‘Mom, do you believe in luck?’

WE just celebrated Chinese New Year a few days ago. Every year, I spend this time celebrating with my family and our dearest family friends from The Yin and Yang Shop of Harmony.

Feng shui is part of my Chinese culture growing up. My Chinese name, which means “Double Rose,” was given to me by a Chinese monk who mastered in feng shui.  He also gave the Chinese names of both my children.

In feng shui, each person has a specific “        ” (8 characters) that defines one’s lifelong “luck”, both good and bad. Based on this, I guess one can say that one is born with a specific luck. It made me think of a question my children would ask me: If I actually believed in luck, and how a recent experience of my daughter made me see an “expanded” view of luck.

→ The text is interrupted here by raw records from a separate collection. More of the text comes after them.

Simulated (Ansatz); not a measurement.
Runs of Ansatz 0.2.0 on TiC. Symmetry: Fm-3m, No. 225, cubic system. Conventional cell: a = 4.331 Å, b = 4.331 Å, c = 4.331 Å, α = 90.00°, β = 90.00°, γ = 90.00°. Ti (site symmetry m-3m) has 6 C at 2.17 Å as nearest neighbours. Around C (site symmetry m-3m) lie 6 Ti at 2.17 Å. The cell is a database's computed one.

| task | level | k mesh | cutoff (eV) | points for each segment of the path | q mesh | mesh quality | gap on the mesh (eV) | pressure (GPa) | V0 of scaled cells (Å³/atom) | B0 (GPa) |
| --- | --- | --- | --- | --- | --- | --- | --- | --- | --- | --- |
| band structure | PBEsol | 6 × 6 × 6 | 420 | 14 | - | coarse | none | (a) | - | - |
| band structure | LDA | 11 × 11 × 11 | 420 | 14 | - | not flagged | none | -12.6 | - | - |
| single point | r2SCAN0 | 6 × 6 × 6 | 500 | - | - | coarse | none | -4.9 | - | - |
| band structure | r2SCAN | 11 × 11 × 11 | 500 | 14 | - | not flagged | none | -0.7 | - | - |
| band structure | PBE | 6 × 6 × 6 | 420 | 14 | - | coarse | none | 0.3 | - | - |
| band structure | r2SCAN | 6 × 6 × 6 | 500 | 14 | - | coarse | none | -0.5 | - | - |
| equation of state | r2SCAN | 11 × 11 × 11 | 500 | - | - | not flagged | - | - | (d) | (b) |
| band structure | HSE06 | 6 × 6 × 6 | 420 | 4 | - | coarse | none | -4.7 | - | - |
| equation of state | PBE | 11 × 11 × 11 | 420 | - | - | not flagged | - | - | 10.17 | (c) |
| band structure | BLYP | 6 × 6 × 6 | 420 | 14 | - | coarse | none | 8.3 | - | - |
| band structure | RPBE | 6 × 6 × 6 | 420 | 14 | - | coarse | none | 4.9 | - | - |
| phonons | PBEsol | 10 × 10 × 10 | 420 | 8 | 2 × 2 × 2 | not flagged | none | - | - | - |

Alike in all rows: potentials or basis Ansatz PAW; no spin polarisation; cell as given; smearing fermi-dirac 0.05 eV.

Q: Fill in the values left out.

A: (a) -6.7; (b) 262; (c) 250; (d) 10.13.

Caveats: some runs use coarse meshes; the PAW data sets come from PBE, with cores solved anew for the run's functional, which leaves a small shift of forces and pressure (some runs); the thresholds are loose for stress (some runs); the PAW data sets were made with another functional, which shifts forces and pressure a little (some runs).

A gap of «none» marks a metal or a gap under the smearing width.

My daughter recently participated in the 2022 Southeast Asia Fencing Federation Championships. A few months leading to this competition, she was not in full shape because she needed to prioritize keeping her 4.5 GPA [Grade Point Average] and was preparing a lot for her university applications next year. When she found out in December that this major competition was coming up and Christmas break started, she devoted her whole break to training. She ended up winning two golds for our country—one gold medal for Women’s Cadet Individual and another gold medal for Women’s Junior Team.

I have always had these five basic principles and beliefs about luck:

1. Luck begins at birth and in thought. I believe the blessing of our birth is the beginning of our luck. I have always told my children that they were born lucky.

2. Luck is the view from our own lenses. Beyond optimism, luck is the eyes of relativity that’s always in our control. It’s our choice to spot luck or miss it. I have shared to my children to actively be aware of the opportunities life presents to them.  I recently advised my son that although it seems easier to say no and stay in our comfort zone, one must fight that urge and grab the challenge ahead. When he suddenly got nominated for class president this year, even though he felt really shy, he still delivered a good speech and ended up being elected.

3. Luck is the recognition of known wants. Luck can only be present if there is a self-awareness of wants. It is difficult to experience luck if we don’t know what we value. I have also instilled in my children valuable and intangible wants, such as learning, the feeling of being supported, or just recognizing something that truly makes you smile.

4. Luck multiplies with gratitude. I always believe life sees our gratitude.  The more we thank

life, the more life shares us things to be grateful for.

As both of my children experience their own wins, I am prouder that they give utmost respect and gratitude to their teachers and coaches. It is fun to hear Meagan think of how she wants to provide a better future for her coach when she already has the means to.

5. Luck is a gift we can also give. I believe the point of receiving luck is being able to share it. Good thoughts beget good thoughts. I am also glad that my children share their honed knowledge to their peers. My daughter loves to tutor math to her friends. Lately, Meagan just launched a youth-led movement called Vote4Youth. She would like to do her part in building hope through voter education as early as the grade school level.

I often would hear that a person can be lucky in one aspect, but not in another.  My daughter has always had many goals. I would often be amazed at how her vision map has expanded since she first did this when she was in Grade 8. More than this, facts would also show that she was not a natural in many of the things she excels in today. Through the years, she would cry to me at times asking why she was not a natural in things she wanted to be good at. As a mom, I sometimes am tempted to advise her to choose easier battles. But when I see her passion in pursuing her love for calculus now, even when math was difficult for her in first grade; or analyzing her every bout in fencing even when she was told two years ago that she would never make it in this sport; or since she was Grade 9, asking me what could be done for the Philippines to become as great as our Asian neighbors; I realize that the luck that we expect to be natural and innate, can also be latent and slowly discovered in our lives. I thank my daughter for leading me to realize that as much as luck may seem providential, it is our strong will and good heart that usher in our “bestest” of luck.

Congratulations, Meagan and Marcus, for making the Philippines proud. Thank you also for giving our family such a great opportunity to support and spend time with each other.

Happy Chinese New Year, everyone.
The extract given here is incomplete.